With Malthouse's premiership clock transforming rapidly into a ticking timebomb for the three-time premiership winning coach, it is worth contemplating just where the Blues' 0-4 start sits in the context of the proud club's lowest ever moments.


It is a quarter of a century since the Blues last began a season winless following a month of football.

That season Carlton was under the stewardship of Robert Walls, a man who had led the club to a premiership only two years earlier. But Walls reportedly chastised his team following the 1988 preliminary final defeat to Melbourne, and by the subsequent season his troops were no longer performing.

Five losses to open the season ensued, and when flamboyant Brisbane Bear Warwick Capper slotted a late goal at a rain-soaked Princes Park to sink the Blues, Wallls was shown the door, to be replaced by favourite son Alex Jeasulenko.


Ironically Walls would soon take over the Bears job left vacant after the sacking of Norm Dare.


Two years later David Parkin had returned to his former post as Carlton coach, where he had a decade earlier steered the club to consecutive premierships.

Two-thirds of the way through what had been an indifferent season, the Blues were seventh on the ladder, and within reach of a return to the finals.

But things soon went awry, and by the year's penultimate round Carlton had slumped to 11th. With captain Stephen Kernahan absent, the Blues suffered a 98-point pummelling at the hands of eventual premiers Hawthorn, then the club's heaviest ever defeat to the Hawks.

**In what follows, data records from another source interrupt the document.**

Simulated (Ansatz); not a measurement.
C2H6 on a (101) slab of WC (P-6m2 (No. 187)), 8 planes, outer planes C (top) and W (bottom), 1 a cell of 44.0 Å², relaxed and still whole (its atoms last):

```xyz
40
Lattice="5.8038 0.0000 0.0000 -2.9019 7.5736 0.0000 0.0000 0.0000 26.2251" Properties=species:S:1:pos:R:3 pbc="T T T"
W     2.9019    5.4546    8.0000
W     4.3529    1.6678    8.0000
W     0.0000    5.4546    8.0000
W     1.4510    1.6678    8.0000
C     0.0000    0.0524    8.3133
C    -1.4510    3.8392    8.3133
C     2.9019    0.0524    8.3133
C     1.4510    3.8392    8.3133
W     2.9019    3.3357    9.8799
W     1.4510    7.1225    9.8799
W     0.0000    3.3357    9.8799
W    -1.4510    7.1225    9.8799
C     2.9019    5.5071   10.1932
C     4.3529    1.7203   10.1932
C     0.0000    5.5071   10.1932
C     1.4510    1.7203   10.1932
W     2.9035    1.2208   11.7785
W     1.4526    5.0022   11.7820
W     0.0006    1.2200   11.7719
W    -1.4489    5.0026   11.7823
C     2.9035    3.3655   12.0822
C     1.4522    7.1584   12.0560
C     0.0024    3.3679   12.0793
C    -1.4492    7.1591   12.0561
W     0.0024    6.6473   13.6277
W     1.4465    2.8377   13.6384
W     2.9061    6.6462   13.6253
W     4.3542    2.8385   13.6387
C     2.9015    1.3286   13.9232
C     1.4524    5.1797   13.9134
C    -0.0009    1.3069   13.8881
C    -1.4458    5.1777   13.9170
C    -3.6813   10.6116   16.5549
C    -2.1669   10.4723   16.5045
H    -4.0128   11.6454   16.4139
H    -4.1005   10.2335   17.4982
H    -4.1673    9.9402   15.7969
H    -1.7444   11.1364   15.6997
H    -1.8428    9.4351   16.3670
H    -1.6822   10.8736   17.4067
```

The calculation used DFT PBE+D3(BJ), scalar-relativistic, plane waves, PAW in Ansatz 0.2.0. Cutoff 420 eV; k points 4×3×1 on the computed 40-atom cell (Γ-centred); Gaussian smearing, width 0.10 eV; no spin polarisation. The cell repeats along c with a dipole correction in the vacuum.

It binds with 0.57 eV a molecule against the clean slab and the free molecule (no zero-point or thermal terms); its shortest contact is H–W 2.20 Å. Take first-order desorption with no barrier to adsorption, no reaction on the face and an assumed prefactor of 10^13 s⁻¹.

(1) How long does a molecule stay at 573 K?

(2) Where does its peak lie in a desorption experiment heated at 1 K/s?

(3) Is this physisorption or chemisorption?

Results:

By year's end, they ultimately lost eight of their final nine games. The wheel would soon turn, and within two years Carlton was in a Grand Final.


Seven years down the track and the Blues were learning to deal with a new set of realities after the barnstorming run of 1995.

Despite overcoming reigning premiers Adelaide in the opening round, Carlton capitulated to lose eight consecutive games, including a humiliating 89-point shellacking in round seven to a young Port Adelaide side, led by eight goals in from the previously unknown teenager named Warren Tredrea.

A fortnight later the Blues lost the final game of an ignominious streak at home to North Melbourne, in a game perhaps best remembered for the exuberant Kangaroo jumper-laden intruder who ran onto the field brandishing a wooden spoon as an unwelcome gift for the Carlton faithful.


The signs were ominous early when an ageing Carlton line-up was upset in the opening round by familiar cellar-dwellers St Kilda.

Things did not improve, and by Round 17 the Blues were anchored to the bottom of the ladder, staring down the barrel of a first ever wooden spoon after 106 years of VFL/AFL competition.

To make matters worse, archnemesis Collingwood had made a revial under Malthouse and on the Friday night stage, Carlton was humbled by 109 points, all but consigning the club to an unwanted fate.

Denis Pagan was pounced upon to coach the Blues as the final act of imperious Carlton President John Elliott.

The infamous salary cap scandal would soon rock the club to its core, and set the scene for a half a decade of struggles.


After three wooden spoons in five seasons, the tide finally appeared to have turned by the time the Blues entered season 2007, and it began promisingly enough with a triumph in the pre-season NAB Cup.

But just like it had in 2005, pre-season silverware proved to be a false dawn, and by the time it had succumbed in Round 15 to Sydney, Carlton was 4-11.

A triple-figure loss the following weekend in Brisbane sealed Pagan's fate, with understudy Brett Ratten made caretaker coach. The next year Ratten would be given the position on a full-time basis.